Wasn't arguing at all. You have shot way more animals than I have, and I've shot a fair number.

SLG
03-20-2015, 06:23 PM
For a bunch of guys on a pistol forum, you sure know your rifles… "

Pistols are just easier to carry concealed...Rifles are part of man's natural state:-)


"What scopes and barrel lengths do you prefer for your long-range rifles?" Okie John


Totally depends on what the LR mission is. In general though, I prefer shorter than standard barrels. That means 20 and under for 308, 20 or so for 300WM (though I have a longer one that is the single most accurate rifle I have ever owned. 20" for 30-06. Really, I just like shorter barrels:-) The performance difference is not as great as some would have you believe, but then again, it depends what you are trying to accomplish.

Glass is easy. For any application where performance is the most important, NightForce is all I will use. There is other good stuff out there, but not much. Good viewing glass is pretty meaningless to me in the bigger picture. A scope that does what you tell it, everytime all the time, is way more valuable than any other consideration for LR shooting. The newest NF scopes give up nothing to anyone, in any category, as far as I'm concerned. The older NXS scopes are still better than almost anything else out there when you factor in fidelity and ruggedness.

okie john
03-20-2015, 10:16 PM
OK, so here I am being all "no fast sevens for me, thanks" and what to my wondering eyes should appear but a lightweight custom pre-64 Model 70 in 270 Weatherby built by my favorite maker and set up exactly as it should be for long range hunting in mountainous terrain, for sale for about 25% of the build cost.

What do I need to know about the 270 WBY? Does it eat barrel throats? Pet loads? Good zero?

I might buy this rifle tomorrow, so school me tonight.

Thanks,


Okie John

GJM
03-20-2015, 10:28 PM
OK, so here I am being all "no fast sevens for me, thanks" and what to my wondering eyes should appear but a lightweight custom pre-64 Model 70 in 270 Weatherby built by my favorite maker and set up exactly as it should be for long range hunting in mountainous terrain, for sale for about 25% of the build cost.

What do I need to know about the 270 WBY? Does it eat barrel throats? Pet loads? Good zero?
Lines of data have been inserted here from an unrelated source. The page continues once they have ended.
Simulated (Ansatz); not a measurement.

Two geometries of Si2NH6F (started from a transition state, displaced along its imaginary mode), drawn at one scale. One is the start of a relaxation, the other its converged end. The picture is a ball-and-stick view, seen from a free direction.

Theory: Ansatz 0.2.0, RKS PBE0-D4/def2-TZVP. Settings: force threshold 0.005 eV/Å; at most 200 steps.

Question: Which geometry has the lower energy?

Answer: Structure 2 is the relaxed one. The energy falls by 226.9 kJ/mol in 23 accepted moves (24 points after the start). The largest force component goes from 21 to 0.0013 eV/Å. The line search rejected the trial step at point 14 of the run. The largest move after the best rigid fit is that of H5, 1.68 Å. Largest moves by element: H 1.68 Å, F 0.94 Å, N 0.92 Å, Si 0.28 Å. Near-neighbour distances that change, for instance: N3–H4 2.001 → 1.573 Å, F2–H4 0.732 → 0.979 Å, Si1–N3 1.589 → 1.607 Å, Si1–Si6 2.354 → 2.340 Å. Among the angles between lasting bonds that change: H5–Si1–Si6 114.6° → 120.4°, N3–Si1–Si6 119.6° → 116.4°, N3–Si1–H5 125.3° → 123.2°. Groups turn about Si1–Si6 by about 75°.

I might buy this rifle tomorrow, so school me tonight.

Thanks,


Okie John

I think that is a terrible idea, please send me the info on how I can buy it.

Kidding aside, .270 Weatherby is Jim Brockman's favorite Weatherby cartridge. My wife and I each have one on model 70 actions. They have fluted Lilja barrels and Brown Precision stocks. They feed great, shoot flat, hit hard and are quite accurate. I think they feed better than the .270 WSM. There is bunch of high quality factory ammo available. We don't shoot ours enough to worry about barrel life. I would be all over this rifle.

okie john
03-21-2015, 01:09 AM
I was afraid you'd say that.


Okie John

SLG
03-21-2015, 07:08 AM
GJM,

I've never been into the Weatherby cartridges. Can you go into a little more detail on this one? A hunting buddy of mine preferred a .257 W for Pronghorn, and that was a nice set up, though factory ammo was just ridiculously expensive, so he didn't shoot it much.

GJM
03-21-2015, 08:39 AM
GJM,

I've never been into the Weatherby cartridges. Can you go into a little more detail on this one? A hunting buddy of mine preferred a .257 W for Pronghorn, and that was a nice set up, though factory ammo was just ridiculously expensive, so he didn't shoot it much.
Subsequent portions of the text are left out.